This is a question we get from clients relatively frequently, and the answer is that it depends on your situation. That said, there are a few high-level concepts that we can review that will clear up some of the confusion taxpayers often feel when dealing with this issue.
First, some key terms:
- Resident State – the state that you live in
- Non-Resident State – a state (other than your resident state) from which you have income
- Withholding – taxes withheld by your employer and paid to the government on your behalf (check out Why Do I Always Seem to Get a Tax Refund, and Do I Even Want One? for more about withholding)
How does a state determine how much tax I owe?
The tax you owe is based on your income and the state’s tax rate.
How does a state determine my income?
This is different for your Resident State and for your Non-Resident State(s):
- Resident State – Your resident state taxes you on all of your income, regardless of its source
- Non-Resident State – A non-resident state taxes you on your income sourced to that state
How do I know which state my income is sourced to?
Determining the source of income can vary based on the type of income in question, but in general, you can rely on these rules:
- Wages – Sourced to the state in which they are earned. This is usually an easy one, as your employer will break out your wages by state right on the W-2 that they give you at year-end. Your W-2 can include several states, and this is often the case for taxpayers who travel for work like consultants or professional athletes
- Business Income – This gets a little trickier, as states have different rules to determine whether business income is sourced to their state or not. Small business owners or self-employed taxpayers should work with their CPA to determine the proper sourcing of their income
- Certain types of income are almost always sourced exclusively to your Resident State
- Interest
- Dividends
- Capital gains (except for gains from the sale of real estate located in a non-resident state)

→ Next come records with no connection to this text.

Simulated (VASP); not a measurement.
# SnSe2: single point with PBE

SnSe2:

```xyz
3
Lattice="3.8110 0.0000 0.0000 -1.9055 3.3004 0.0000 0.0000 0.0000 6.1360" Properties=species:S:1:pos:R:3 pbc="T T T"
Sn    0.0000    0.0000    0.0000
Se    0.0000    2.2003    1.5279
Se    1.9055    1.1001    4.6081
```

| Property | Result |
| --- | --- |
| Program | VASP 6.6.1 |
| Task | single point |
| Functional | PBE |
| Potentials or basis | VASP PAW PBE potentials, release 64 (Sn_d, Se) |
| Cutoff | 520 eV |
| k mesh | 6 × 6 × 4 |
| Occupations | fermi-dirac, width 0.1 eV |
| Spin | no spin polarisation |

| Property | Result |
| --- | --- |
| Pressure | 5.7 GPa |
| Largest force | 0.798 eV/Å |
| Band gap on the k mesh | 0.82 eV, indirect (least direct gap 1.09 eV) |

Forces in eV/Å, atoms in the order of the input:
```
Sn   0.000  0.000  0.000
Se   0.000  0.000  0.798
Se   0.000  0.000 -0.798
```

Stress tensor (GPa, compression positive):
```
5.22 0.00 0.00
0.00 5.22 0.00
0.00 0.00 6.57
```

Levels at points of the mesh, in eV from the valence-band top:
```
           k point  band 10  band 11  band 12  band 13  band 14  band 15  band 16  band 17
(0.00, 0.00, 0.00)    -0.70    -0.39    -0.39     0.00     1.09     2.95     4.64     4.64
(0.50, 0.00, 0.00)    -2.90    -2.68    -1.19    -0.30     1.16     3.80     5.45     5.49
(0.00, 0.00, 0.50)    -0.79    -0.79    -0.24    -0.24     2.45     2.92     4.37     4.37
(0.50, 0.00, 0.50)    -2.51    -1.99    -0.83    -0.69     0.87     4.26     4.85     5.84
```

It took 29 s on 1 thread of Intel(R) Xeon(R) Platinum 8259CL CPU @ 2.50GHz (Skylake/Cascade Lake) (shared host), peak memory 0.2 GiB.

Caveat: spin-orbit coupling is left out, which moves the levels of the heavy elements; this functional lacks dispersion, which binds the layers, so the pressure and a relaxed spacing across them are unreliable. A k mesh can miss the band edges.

- Gambling/lottery winnings
If my Resident State taxes all of my income, and a Non-Resident State taxes income sourced to it, doesn’t that mean that some of my income will be taxed in two states? That seems unfair…
At first glance, yes, your income is being taxed in two states, which is definitely unfair! However, the states are aware of this, and states that have an income tax generally also have a Resident Credit (although the name of the credit varies) to go along with it. A Resident Credit is a tax credit given to you by your Resident State to offset any taxes paid to a Non-Resident State. This is best explained by an example.
The Resident Credit, an example:
John lives in New Jersey and commutes into Manhattan every day for work. In addition to his salary, John has income from interest and dividends from his bank and brokerage accounts. John’s income is broken down as follows:
- Wages – $80,000
- Interest income – $3,000
- Dividend income – $7,000
When it comes time to file his tax return, John will have income sourced to both New Jersey and New York:
Income Type |
New Jersey (John’s Resident State) |
New York (a Non-Resident State) |
Wages | $80,000 | $80,000 |
Interest | 3,000 | 0 |
Dividend | 7,000 | 0 |
Total | 90,000 | 80,000 |
John will file both a New Jersey resident tax return and a New York non-resident tax return, and the income shown on each return will be per our table (above).
For the purposes of our example, let’s say that:
- New Jersey taxes income at 4%
- New York taxes income at 6%
- Note: these are not the actual tax rates, they are just nice numbers for our example
How much will John’s tax liability be to each state?
- New York tax = $80,000 x 6% = $4,800
- New Jersey tax (before we factor in the Resident Credit) = $90,000 x 4% = $3,600
- Total state tax (before the Resident Credit) = $4,800 + $3,600 = $8,400
However, now we have to figure out how much our NJ Resident Credit is and use it to decrease our New Jersey tax.
How is the Resident Credit determined?
While the specifics can vary from state to state, in general the Resident Credit is calculated as the smaller of these two amounts:
- The amount of tax paid to Non-Resident States
- The amount of tax your Resident State would have imposed on the income sourced to Non-Resident States
For John, the two possibilities are:
- $4,800. The amount of tax that John paid to New York
- $3,200. John needs to determine that tax that would have been paid to New Jersey on his New York-sourced income, which can be calculated as his NY-Source Income times the NJ tax rate
- Hypothetical NJ Tax on NY Income = $80,000 x 4% = $3,200
Because the NJ tax rate (in our example) is lower than the NY tax rate, NJ would only have imposed tax of $3,200 on the same $80,000 of income on which NY imposed tax of $4,800. This is an important limiting factor of the resident credit!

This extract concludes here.